By Ed Brock
In the frigid cold they came together to make the "House of Dawn" a place anyone would love to call home.
On Sunday they parked their trailers full of power tools and building material in the yard of the humble house on South Main Street in Jonesboro where Dawn Murray will open her shelter for teenage mothers. Volunteers from Home Depot's "Team Depot" and "Hands On Atlanta" worked alongside the cast and crew of television's "Trading Spaces" to paint the walls, lay some tile and anything else that needed doing.
"It's overwhelming. I cried, it was something ? to see how excited and emotional they were," Murray said.

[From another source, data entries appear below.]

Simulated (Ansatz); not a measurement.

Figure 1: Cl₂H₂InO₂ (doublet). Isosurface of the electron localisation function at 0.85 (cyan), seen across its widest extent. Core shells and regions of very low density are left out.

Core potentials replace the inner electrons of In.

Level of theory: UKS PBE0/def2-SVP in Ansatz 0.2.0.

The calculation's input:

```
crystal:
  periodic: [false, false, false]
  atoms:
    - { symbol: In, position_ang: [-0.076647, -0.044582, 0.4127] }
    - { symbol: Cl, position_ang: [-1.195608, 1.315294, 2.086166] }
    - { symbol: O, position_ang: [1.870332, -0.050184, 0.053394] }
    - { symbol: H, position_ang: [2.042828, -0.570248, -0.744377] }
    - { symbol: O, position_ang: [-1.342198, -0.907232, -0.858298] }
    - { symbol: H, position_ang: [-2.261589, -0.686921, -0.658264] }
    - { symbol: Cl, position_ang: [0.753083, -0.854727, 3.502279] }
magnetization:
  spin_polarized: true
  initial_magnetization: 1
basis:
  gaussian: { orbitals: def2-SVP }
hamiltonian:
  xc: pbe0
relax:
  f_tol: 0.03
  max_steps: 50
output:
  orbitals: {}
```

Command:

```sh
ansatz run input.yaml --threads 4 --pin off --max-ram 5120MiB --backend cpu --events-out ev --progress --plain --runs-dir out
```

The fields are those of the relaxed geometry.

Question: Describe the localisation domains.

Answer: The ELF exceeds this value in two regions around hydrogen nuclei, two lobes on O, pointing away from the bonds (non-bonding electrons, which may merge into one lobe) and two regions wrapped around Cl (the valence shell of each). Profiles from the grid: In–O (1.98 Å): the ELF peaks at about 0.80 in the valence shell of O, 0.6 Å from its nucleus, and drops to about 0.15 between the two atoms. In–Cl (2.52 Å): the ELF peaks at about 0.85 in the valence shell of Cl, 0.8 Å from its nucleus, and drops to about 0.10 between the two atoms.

The "Trading Spaces" crew came up with the idea of volunteering for a community project about a month and a half ago, said executive producer Tom Farrell. Each episode of The Learning Channel show focuses on groups of people who redecorate each other's home, so the cast is made up of carpenters, designers and other homebuilding experts.
Farrell said he put out a "feeler e-mail" to see who would be interested in volunteering for such a project, including the show's crew members as well as the professional cast members.
"Pretty much to a man everybody said yes, absolutely, we'll do this," Farrell said. "We all put down our different hats and picked up a paint brush."
Team Depot and Hands On Atlanta are two programs that regularly provide volunteers and, in Home Depot's case, material for community projects around Atlanta. "Trading Spaces" was in town filming an episode, Home Depot spokesman Ron DeFeo said, but the only film crews on hand belonged to local television news stations and Home Depot.
While the work was going on Murray walked around, seemingly in a daze.
"It's cold and they are still going," Murray said. "They're doing everything they can find."
"Trading Spaces" designer Edward Walker and AmyWynn Pastor, one of the show's carpenters, took a break to talk to the Home Depot film crew about the project.
"This was a great opportunity with the holidays coming up for us to get together and do something for others," Walker said.
"I'm just doing this to get off the 'naughty' list," Pastor joked.
Seeing the work getting done was pretty exciting for 18-year-old Tilkilla Render who will stay at the shelter with her 2-year-old son Demarias when the House of Dawn opens, perhaps in January. A ward of the state, Render said if it weren't for Murray she would probably be placed in a separate home from her son.
It was hard for Render to say which part of the renovation she liked the most.
"All of it," Render said. "The kitchen."
Farrell said they put down new tile in the kitchen and were putting in all new appliances. They were also adding new drapes and furniture to the rest of the house.
Murray said Render and a 16-year-old girl will be the first residents of the shelter and after they open, two more girls will be picked. Each girl is interviewed and must demonstrate a willingness to live by the shelter's many rules and regulations.
"Every girl is not ready for this home," Murray said. "They're not ready for rules and regulations. They don't want anybody telling them what to do."
The House of Dawn will be the ninth home in the Georgia Campaign for Adolescent Pregnancy Prevention network of Second Chance Homes.